Should I let the new band material (not wood) soak in oil before I install it on the bands?
I did that with some new kevlar band linings back in 1997. Left 'em in a jar, and sold them at discount at a swapmeet, because I had been educated about wood bands in the meantime. Been using wood ever since.
Short answer, no. Rivet them on to the band first then toss them in a garbage bag with a couple quarts of oil. As long as you changing bands change the oil and use the two quarts in the bag as there is nothing wrong with it.
Soaking before riveting is a huge mess.
There are those who do an overnight 'soak' before undertaking a band change...
And there are those who simply install them 'dry' and then pour the oil over the spring area before adding the cover door...
And there are those who simply put them in dry, button up and add oil...and go...

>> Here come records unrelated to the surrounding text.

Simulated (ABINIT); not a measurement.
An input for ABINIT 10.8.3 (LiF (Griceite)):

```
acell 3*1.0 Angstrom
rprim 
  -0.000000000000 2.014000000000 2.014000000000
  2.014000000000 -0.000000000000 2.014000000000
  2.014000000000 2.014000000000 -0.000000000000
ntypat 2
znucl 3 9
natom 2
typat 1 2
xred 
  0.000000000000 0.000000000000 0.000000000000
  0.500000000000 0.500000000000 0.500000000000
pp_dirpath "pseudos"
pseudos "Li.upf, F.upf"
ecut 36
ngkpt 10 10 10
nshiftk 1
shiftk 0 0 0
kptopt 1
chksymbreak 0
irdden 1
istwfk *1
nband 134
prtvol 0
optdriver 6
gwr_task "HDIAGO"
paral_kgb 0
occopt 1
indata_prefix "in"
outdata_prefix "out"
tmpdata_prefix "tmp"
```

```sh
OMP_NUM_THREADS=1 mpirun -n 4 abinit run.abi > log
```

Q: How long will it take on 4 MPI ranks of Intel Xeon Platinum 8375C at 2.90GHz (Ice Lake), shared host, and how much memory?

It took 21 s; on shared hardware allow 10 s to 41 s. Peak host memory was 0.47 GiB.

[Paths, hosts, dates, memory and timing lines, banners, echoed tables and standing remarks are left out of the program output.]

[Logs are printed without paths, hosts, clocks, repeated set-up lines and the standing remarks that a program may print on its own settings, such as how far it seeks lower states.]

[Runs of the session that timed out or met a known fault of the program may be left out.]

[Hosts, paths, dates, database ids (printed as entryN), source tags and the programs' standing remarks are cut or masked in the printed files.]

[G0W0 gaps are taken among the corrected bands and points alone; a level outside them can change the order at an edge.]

By the time this thread is fully answered, you'll probably find 1/3 of each
I look at it this way...soaking can not hurt...a dry install 'might' do something. The cost either way is '0' difference so I belong to the 'soak' club on everything whether cloth, or 'yellows', or wood. My own personal opinion is I'm not sure what if anything it does for 'yellows' but I do it anyway. There is nothing to lose and everything to gain no matter what actual band material.
Ooop, didn't read original post right...sorry.
Gary posted while I was typing. do as Gary says.
Install the lining to the band before soaking. I installed kevlar. I soaked them for about a week or so while I worked on other T parts. It was a little messy during the installation but I knew that my bands had oil and I would not be grinding a dry band on a drum when I started.
Ok...I allmost bought Wood,but wanted to try these first to laern. I will rivet the soak.
Most important is that the bands are *round* when you're done and that they are *round* when you're done installing them...that means taking off the hog's head to do the job.
As for soaking, I've done 'em wet and done 'em dry. I prefer to add oil over the bands when done...start the car and run for a minute and let sit for a bit. Follow that with a few gentle starts and stops, adjust, and be done with it. I've yet to have damage on any car I've installed bands on, wet or dry, and have never had to do a set of Kevlar twice.
I have seen broken drums and repaired transmissions...with cotton or Kevlar, so just don't run ANY band too tight. Particularly Kevlar.
FWIW, 1. Kevlar doesn't soak up anything, it only holds oil through capillary action between the fibers. 2. Because of that I'd never add the oil to the oil filler (I add over the bands)...you would indeed be running the kevlar dry for a very short period and I wouldn't be keen on that.
Put me down for installing them dry and pouring oil over them when installed.
I put the linings (Kevlar, always) onto the bands dry, then soak them in oil for a while (sometimes overnight, if I'm not in a hurry) before putting them into the tranny. It seems to me that pouring oil over dry bands won't get much oil to where it's needed, which is between the band lining and the drum.
If not in a hurry, I soak mine in automatic transmission oil. Don't matter which type, Ford type is good.